Oil firms questioned for ‘unusual’ price cuts
The Department of Energy (DOE) has asked oil players in Mindanao to explain the unusually huge reduction in their gasoline prices, warning this may eventually qualify them for “anticompetitive behavior.”
The DOE was referring to the move by some oil companies in Mindanao to slash gasoline prices by a huge P3 a liter for the period covering Aug. 30 to Sept. 6. This was based on monitoring by the DOE’s field office in Mindanao.
“While price rollbacks like this are a welcome development for the consumers, the DOE cautioned that sudden and sustained huge decreases in oil prices might qualify as ‘anticompetitive behavior’ under the Oil Deregulation Law. This market behavior puts both smaller oil players and consumers at a disadvantageous position in the long run,” the DOE said.
It said smaller oil firms could end up losing their market shares and subsequently fold up. “[Thus] remaining oil players may have the chance to dictate prices to the detriment of the consuming public.”
The DOE is planning to reconvene the DOE-Department of Justice (DOJ) Task Force to look into possible violations of the law.

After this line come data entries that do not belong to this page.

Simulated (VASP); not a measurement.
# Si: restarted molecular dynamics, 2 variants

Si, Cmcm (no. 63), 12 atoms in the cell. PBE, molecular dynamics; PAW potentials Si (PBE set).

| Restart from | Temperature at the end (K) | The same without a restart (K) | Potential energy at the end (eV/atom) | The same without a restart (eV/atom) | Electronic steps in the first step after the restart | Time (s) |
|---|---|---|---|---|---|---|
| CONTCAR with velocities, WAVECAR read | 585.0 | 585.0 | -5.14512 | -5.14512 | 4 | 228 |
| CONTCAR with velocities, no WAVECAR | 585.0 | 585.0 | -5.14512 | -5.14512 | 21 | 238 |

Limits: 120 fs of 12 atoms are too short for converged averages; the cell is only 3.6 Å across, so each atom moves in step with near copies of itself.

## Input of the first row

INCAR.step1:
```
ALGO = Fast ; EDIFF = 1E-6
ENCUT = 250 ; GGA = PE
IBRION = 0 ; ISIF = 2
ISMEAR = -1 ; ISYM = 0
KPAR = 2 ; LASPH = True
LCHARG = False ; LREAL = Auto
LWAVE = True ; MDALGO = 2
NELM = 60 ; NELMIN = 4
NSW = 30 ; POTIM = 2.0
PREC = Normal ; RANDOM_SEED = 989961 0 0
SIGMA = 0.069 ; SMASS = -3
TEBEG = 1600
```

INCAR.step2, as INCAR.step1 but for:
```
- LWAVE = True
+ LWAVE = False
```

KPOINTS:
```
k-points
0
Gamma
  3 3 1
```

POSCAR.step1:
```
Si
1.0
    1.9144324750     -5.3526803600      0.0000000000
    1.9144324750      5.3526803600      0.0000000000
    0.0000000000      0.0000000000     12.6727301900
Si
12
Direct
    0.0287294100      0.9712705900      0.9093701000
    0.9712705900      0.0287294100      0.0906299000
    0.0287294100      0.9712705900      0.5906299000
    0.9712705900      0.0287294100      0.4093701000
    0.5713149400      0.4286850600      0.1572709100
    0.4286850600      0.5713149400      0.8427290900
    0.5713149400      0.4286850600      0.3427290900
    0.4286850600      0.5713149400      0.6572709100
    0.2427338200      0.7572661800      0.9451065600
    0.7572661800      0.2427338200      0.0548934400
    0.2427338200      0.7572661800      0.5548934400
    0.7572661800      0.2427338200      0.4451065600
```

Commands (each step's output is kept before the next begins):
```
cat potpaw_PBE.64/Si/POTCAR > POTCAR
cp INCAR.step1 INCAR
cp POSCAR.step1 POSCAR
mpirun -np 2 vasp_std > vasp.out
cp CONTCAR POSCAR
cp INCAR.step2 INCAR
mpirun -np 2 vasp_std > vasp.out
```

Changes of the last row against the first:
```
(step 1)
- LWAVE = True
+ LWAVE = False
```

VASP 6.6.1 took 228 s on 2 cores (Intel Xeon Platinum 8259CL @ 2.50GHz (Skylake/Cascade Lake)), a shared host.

It also assured consumers it would remain vigilant in ensuring the protection of their welfare.
According to the DOE, the huge price cut also brought to light related concerns in the downstream oil industry in Mindanao. These included the reported peddling of petroleum products using “bote-bote” (bottled oil products) and the alleged smuggling from nearby countries.
The DOE assured that its Mindanao field office has started coordinating with the local government units (LGUs) concerned and the Bureau of Fire to eliminate the “bote-bote” scheme and discourage consumers from patronizing such activity as this may endanger public safety and health.
The DOE added it was also in talks with the Bureau of Customs, stressing that smuggling would hurt not only the oil industry players, but also the economies of LGUs in Mindanao due to lost revenues.